How to define a Parse Tree, and the equality of parse tree?

140 Views Asked by At

I understand parse tree is used to describe a derive process of a context-free grammar $G=<V_N,V_T,P,S>$.

Thus in my point of view, it is a rooted tree $R=<V,E>$ with some kind of mapping of $f:V\to(V_N\cup V_T)$.

Furthermore, it also need to express the order of the produced string, so there must be an order relation $\prec$ on node of the tree $V$ .

Thus in my point of view, the parse tree need to be defined as $T=<V,E,f,\prec>$

But I would like to know how to precisely define each of the element within them. And furthermore, how to define the equality of 2 trees.

Because if the equality of tree is not formally defined, the ambiguity of a grammar cannot be defined.

Thanks a lot!

1

There are 1 best solutions below

0
On BEST ANSWER

There are some precise formulations of ordered rooted trees on Wikipedia. The first formalism proposed in that article defines

An ordered tree is a structure $(X, ≤_V, ≤_S)$ where $X$ is a non-empty set of nodes and $≤_V$ and $≤_S$ are relations on $X$ called vertical… order and sibling order, respectively.

For a parse tree, as you say, it is necessary to restrict $X$ to being a finite set, and to add a third relation $f: X\to (V_N \cup V_T)$ in order to label the nodes of a parse tree.

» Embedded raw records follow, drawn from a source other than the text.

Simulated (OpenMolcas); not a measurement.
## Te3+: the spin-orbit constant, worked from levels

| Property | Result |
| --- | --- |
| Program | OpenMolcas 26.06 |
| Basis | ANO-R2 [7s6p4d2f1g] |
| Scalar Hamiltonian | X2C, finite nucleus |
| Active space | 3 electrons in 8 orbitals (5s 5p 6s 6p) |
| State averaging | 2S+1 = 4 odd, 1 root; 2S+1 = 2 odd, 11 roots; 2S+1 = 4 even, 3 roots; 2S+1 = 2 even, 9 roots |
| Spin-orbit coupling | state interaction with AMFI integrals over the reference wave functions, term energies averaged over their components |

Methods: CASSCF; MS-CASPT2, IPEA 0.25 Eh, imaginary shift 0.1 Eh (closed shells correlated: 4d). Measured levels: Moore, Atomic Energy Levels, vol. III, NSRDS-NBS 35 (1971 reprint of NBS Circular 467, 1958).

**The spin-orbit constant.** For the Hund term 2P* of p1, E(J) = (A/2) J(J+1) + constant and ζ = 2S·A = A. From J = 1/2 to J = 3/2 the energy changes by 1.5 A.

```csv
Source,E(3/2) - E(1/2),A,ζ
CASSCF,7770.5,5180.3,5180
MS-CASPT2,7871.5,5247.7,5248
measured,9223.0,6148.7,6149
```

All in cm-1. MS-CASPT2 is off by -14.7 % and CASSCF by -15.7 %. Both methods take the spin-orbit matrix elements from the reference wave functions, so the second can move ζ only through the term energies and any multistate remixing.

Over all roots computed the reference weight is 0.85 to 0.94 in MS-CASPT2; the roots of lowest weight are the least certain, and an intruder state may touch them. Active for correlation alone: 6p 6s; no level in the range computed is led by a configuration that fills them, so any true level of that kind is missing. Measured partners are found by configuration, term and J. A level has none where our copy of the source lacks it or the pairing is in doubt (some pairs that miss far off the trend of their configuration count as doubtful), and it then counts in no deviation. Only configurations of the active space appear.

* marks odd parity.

I've left out of the above definition a large number of restrictions on the relations which are required for the structure to be a well-formed parse tree. In addition to the restrictions provided in the linked Wikipedia article, there is a restriction of the labels in order that every node correspond to some production in the grammar. None of these restrictions is crucial to the definition of equality.

With that in place, we can say that two parse trees $(X, ≤_V, ≤_S, f)$ and $(X', ≤'_V, ≤'_S, f')$ are equivalent if there is an isomorphism between $X$ and $X'$ which preserves all of the relations.

But that's not the way that grammatical ambiguity is general defined. It is generally defined in terms of leftmost derivations.

Recall that a derivation of the sentence $\alpha \in V_T^*$ is an ordered sequence $\omega_0\to\omega_1\to\omega_2\to...\to\omega_n$ where each $\omega_i \in(V_N\cup V_T)^*, \omega_0 = S, \omega_n = \alpha$ and each $\omega_i$ is produced from $\omega_{i-1}$ by replacing some symbol $A$ in $V_N$ found in $\omega_{i-1}$ with the right-hand side of a production $A\to\nu\in P$. A derivation is a leftmost derivation if, at each step, the replaced non-terminal is the first non-terminal in the sentential form. (The point of this restriction is that every parse tree corresponds to precisely one leftmost derivation, although it might correspond to a number of different derivations.)

For completeness, two derivations are equal if they are equal symbol-for-symbol.

Then a grammar is unambiguous if there is no sentence which can be derived with two different leftmost derivations.